Revolutionary Raja Ram for Tax & Economic Reforms
12 months ago
Clarify GST on NBFCs’ co-lending, FIDC asks CBIC
The Finance Industry Development Council (FIDC), a non-bank lender body, has urged the Central Board of Indirect Taxes and Customs (CBIC) to clarify that the excess rate of interest retained by an NBFC in a co-lending model with banks is exempt from goods and services tax.
FIDC sent a letter to CBIC chairman Sanjay Kumar Agarwal after its members reported an investigation of NBFCs and banks by the Directorate General of GST Intelligence to determine whether there was any GST evasion in the co-lending business model adopted by these entities.
Under the co-originating model between a bank and an NBFC, credit is contributed in the ratio of 80:20. In such models, the rate of interest charged by NBFCs is higher than that of banks because the borrowing cost of NBFCs is also higher than that of banks.

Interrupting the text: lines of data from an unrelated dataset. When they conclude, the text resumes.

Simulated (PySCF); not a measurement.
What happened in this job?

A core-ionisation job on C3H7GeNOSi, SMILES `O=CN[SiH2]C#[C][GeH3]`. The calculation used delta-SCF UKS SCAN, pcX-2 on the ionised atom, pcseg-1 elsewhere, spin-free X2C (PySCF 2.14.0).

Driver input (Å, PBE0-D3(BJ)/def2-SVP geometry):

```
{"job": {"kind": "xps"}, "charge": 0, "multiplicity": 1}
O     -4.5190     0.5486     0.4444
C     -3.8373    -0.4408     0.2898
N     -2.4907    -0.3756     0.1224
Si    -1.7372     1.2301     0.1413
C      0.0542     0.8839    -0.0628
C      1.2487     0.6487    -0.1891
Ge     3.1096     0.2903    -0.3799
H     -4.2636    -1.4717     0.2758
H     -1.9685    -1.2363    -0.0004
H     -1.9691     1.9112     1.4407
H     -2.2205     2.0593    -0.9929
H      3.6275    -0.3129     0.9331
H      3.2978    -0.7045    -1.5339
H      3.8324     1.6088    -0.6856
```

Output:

Further, the major source of funding for NBFCs is banks thereby adding a layer of intermediation, FIDC said.“The higher rate of interest has no other significance and does not serve as a consideration in any way for any activity offered by the NBFC,” FIDC said.
In the letter, the FIDC highlighted another co-lending model wherein, banks structure the co-lending arrangement as a post-disbursal takeover of their share in the loan on a back-to-back basis. This model is similar to the direct assignment model.